The frame-process calculating unit 30 executes processes relating to frames and matters between frames including a data operation such as a data shift in the input frame 27 and output frame 29, execution of a window function on the input frame 27, and addition of a data value of the input frame 27 to a data value of the corresponding output frame 29.
After the initializing process is finished at step 301, the process at step 301 and the following processes are repeatedly executed. CPU 11 judges at step 302 whether or not any switch of the input unit 12 has been operated. When it is determined at step 302 that a switch has been operated, a process is executed in accordance with the operated switch.
CPU 11 judges at step 401 whether or not the reproducing speed setting switch in the input unit 12 has been turned on. When it is determined at step 401 that the reproducing ratio setting switch has been turned on (YES at step 401), CPU 11 obtains an input reproducing speed ratio from operation of the ten key or operation of “+” key (“plus” key) or “−” key (“minus” key) at step 402.
The reproducing speed ratio indicates a reproducing speed at which the converted output data is reproduced when a speed of the input data is “1”. The reproducing speed ratio “2” means that the output data is reproduced at twice the speed of the input data. Further, the reproducing speed ratio “0.5” means that the output data is reproduced at half the speed of the input data. In the data converting process to be described later, a “expansion ratio” is equivalent to the inverse reproducing speed ratio, that is, the “expansion ratio” is equivalent to “1/reproducing speed”.
CPU 11 determines sizes of the input data buffer 25 and input frame 27, an overlapping ratio, a size of the output frame 29, size of the intermediate buffer 31 and a size of the output buffer 33 at step 403. In the present embodiment, the input data is converted at a reproducing speed ratio designated in the range of the reproducing speed ratio from 0.5 to 2.0, and converted data is outputted. In the present embodiment, OLA (OverLap and Add) method is employed and the input data is converted into output data without executing a complex calculation.

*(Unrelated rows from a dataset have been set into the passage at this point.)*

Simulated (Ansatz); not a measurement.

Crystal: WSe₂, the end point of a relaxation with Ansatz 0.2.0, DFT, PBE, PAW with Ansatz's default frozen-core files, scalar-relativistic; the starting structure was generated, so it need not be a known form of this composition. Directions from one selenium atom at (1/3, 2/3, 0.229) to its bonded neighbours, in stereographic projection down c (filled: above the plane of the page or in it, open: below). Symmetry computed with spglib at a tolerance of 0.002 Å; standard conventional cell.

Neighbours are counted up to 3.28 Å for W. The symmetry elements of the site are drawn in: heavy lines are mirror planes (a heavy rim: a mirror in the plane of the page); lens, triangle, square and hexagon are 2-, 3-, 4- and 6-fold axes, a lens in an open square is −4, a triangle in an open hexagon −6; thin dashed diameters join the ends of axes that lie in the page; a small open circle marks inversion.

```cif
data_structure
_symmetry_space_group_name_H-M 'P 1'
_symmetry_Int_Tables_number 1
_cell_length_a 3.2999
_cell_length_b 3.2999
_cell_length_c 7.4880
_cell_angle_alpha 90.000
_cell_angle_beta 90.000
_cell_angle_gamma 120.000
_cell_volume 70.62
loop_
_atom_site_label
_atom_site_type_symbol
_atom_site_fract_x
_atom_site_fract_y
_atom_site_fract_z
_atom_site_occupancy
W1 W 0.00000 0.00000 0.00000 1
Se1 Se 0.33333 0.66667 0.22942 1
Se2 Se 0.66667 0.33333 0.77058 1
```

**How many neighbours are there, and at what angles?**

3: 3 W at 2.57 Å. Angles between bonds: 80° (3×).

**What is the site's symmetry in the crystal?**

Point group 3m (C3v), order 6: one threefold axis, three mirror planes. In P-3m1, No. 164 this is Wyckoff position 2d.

In OLA method, the input data is divided into input frames of a predetermined size at first. The input frames are extracted such that the input frames each have a partially overlapping portion with each other, and the output data each has a partially overlapping portion with each other. As a parameter indicating the partially overlapping portion of the frames is used an overlapping rate. The overlapping rate indicates how much the frame is shifted relative to the whole frame size. For example, when the overlapping rate is “4”, this means that the frame is shifted by ¼ of the frame size. A shifted amount of the frame is called a “hopsize”.
When the frames are overlapped to be added or connected, these frames are subjected to the window function and the windowed data is added together or connected. For example, hanning window can be used as the window function. If a hopsize of the input data is equivalent to a hopsize of the output data, data increases in amplitude by an overlapped amount, but the original waveform is maintained. If the hopsize of the output data is larger than the hopsize of the input data, the time extending process is executed on data, whereby the reproducing speed is made slow (slow-speed reproduction). Meanwhile, if the hopsize of the output data is smaller than the hopsize of the input data, the time contracting process is executed on data, whereby the reproducing speed is made high (high-speed reproduction).
If the frame sizes of the frames to be overlapped and the overlapping rate are not set properly when the frames are overlapped to be added or connected, sound quality is deteriorated in slow-speed reproduction and in high-speed reproduction. For instance, when the overlapping rate is set to the minimum value “2” and the time extending process is executed on the frames in the slow reproduction, as shown in
Meanwhile, when the overlapping rate is set large, a problem due to discontinuity at connecting portions of frames can be reduced, but another problem is invited, as will be described below. As the overlapping rate is set larger, the number of the overlapping frames increases. Therefore, effect of a comb filter is multiply-applied on data, and as a result, sound quality is greatly changed. Even if a frame size is set large, since the overlapping portion of frames is made large, the effect of a comb filter is excessively applied on data.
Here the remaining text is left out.